Saturday, February 5, 2011

Nothing, but Blue Skies

A few months back I pondered the importance of taking notice, of simply pausing to see the beauty of a moment. Looking up at the sky that day I took in the opportunity I was being given and the opportunity God gives me each and every day to bear witness to Wonder in my own life.


As is so often the case though, life came along and I was swept up. Administrative needs at work overtook my schedule of home visits. The drama of life decisions and looking towards next year overwhelmed my ability to be fully present to the Mission Corps experience here and now. Concern for a loved one's loss and jumbled thoughts about who I am and who my generation is in the Church eclipsed simple joy with confusion, anger, and unknowingness. And I was left with nothing.


There are some things you don't realize you miss until they're gone: contact with those you serve, the ability to hear their stories and give hope if but through an ear to listen, connection in prayer and a deepening of that relationship with God, and blue skies.

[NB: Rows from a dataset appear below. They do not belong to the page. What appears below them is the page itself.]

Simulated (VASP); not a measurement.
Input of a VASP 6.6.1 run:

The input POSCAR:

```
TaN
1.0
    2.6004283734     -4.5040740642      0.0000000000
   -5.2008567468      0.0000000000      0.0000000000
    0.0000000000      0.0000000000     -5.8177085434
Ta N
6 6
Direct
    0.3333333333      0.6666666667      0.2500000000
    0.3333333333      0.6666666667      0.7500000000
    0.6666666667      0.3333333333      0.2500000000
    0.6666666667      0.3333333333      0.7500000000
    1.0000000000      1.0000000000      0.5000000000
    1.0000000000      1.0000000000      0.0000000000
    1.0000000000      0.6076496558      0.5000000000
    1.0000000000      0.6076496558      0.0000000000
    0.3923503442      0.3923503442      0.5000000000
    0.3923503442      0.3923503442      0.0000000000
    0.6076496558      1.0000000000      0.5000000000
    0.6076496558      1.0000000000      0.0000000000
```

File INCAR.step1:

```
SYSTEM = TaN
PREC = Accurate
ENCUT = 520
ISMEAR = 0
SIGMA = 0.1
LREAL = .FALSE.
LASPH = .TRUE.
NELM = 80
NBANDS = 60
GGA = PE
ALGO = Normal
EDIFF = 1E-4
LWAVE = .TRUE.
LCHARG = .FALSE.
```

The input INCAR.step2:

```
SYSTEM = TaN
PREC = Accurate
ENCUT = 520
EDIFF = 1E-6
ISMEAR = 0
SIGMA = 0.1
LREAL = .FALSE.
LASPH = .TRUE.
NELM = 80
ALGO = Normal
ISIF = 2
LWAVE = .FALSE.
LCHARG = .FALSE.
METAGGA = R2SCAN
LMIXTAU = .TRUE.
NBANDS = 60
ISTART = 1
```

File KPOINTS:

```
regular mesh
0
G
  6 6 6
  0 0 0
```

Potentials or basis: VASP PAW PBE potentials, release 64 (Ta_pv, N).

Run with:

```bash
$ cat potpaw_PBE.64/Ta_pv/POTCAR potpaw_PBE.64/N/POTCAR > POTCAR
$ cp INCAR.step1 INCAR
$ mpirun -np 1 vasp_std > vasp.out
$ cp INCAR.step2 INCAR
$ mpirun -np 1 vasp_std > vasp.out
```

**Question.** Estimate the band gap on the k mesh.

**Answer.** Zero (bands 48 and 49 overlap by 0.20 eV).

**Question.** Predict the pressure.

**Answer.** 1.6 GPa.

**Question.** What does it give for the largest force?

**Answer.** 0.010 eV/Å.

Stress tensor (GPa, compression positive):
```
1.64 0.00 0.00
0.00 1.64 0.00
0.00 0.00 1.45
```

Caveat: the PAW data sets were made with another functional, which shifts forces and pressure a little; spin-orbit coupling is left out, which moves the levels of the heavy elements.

To have nothing and to regain those things can be a great relief and a great blessing. Depending on the moment you catch me at, I'll agree. At the moments I am without, though, I am burdened and misguided. Those are the toughest moments. They are the times you tell yourself it's bound to get better, stoking the fires of hope, if only with the desperate need to have such hope still aflame within you beneath grey skies and muddled thoughts.


My first reaction is to say those moments are ones to be pushed through (we've all tried that, haven't we?) but slowly I am realizing the need to look up at those dreary, murky clouds and see the shades of grey among them. Not necessarily to muscle your way through but to look at what you're facing. And maybe, just maybe, invite God into those moments.


Such invitations can seemingly go unanswered, like letters sent but never opened. Others can come back not necessarily in the prescribed manner of response. In lots of ways we invite God, just as God invites us. I can invite God in, but am I, in all honesty, ready for God to come rushing in? If I want to be vulnerable am I able to be "capable of and susceptible to being wounded or hurt", as that word's definition implies? All are good questions but they aren't the ones you ask in those moments. Distinguishing shades of grey and waking up each day to bleak January skies, you just want to see blue, to find God, to make some sort of connection.


This past week that was my hope. To move beyond nothing to, at the very least, nothing, but blue skies.


This morning I awoke to what seemed to be the first clear sky I'd seen in weeks. The crisp air complemented the clouds and the sheets of ice on the pavement kept me on my toes. I was aware as well of a dream I had last night. In the midst of all this confusion, I've been passing out at night, awaking somewhat rested (my brain not having reached a resting state from the previous day.) Yet this morning, one tidbit still remained in my mind.


For some reason I was being evaluated (why? who really knows with dreams?) on my quality of life. The woman sitting with me would ask a question and then based on my response and manner of response she would tell me how I was doing (certainly not protocol for study -I assure you!)


I don't know if I passed the evaluation or not... I could care less, but the only question I remembered when I woke up this morning was "Do you pause and reflect on 5 moments of beauty each day?" In the dream I hesitated, then reassured myself that I must do so, and then answered accordingly. The woman marked her paper and said bluntly, "You either do or you don't, making up answers doesn't help either one of us." Ouch. Subconscious anyone? Needless to say I had a lot to chew on as my day went forth.

Knowing beauty hadn't been my forte lately, I set to work. The blue sky didn't hurt matters. Neither did the fact that I was able to go out on home visits for the first time in nearly 3 weeks. That helped to center me, as it always does, and gave me perspective in the midst of other work around the community center. Dinner with a lovely community of sisters rounded out the day and completed my list of 5. All in all, thought, it gave me hope. The Spirit stirred in it (as I imagine it has been this entire time, all be it beneath my radar.)

Tomorrow may hold murk and grey; I can't control that. I just need to be (and have been) reassured that what feels and reeks of nothing may bring me to something, if only blue skies. Nothing but blue skies.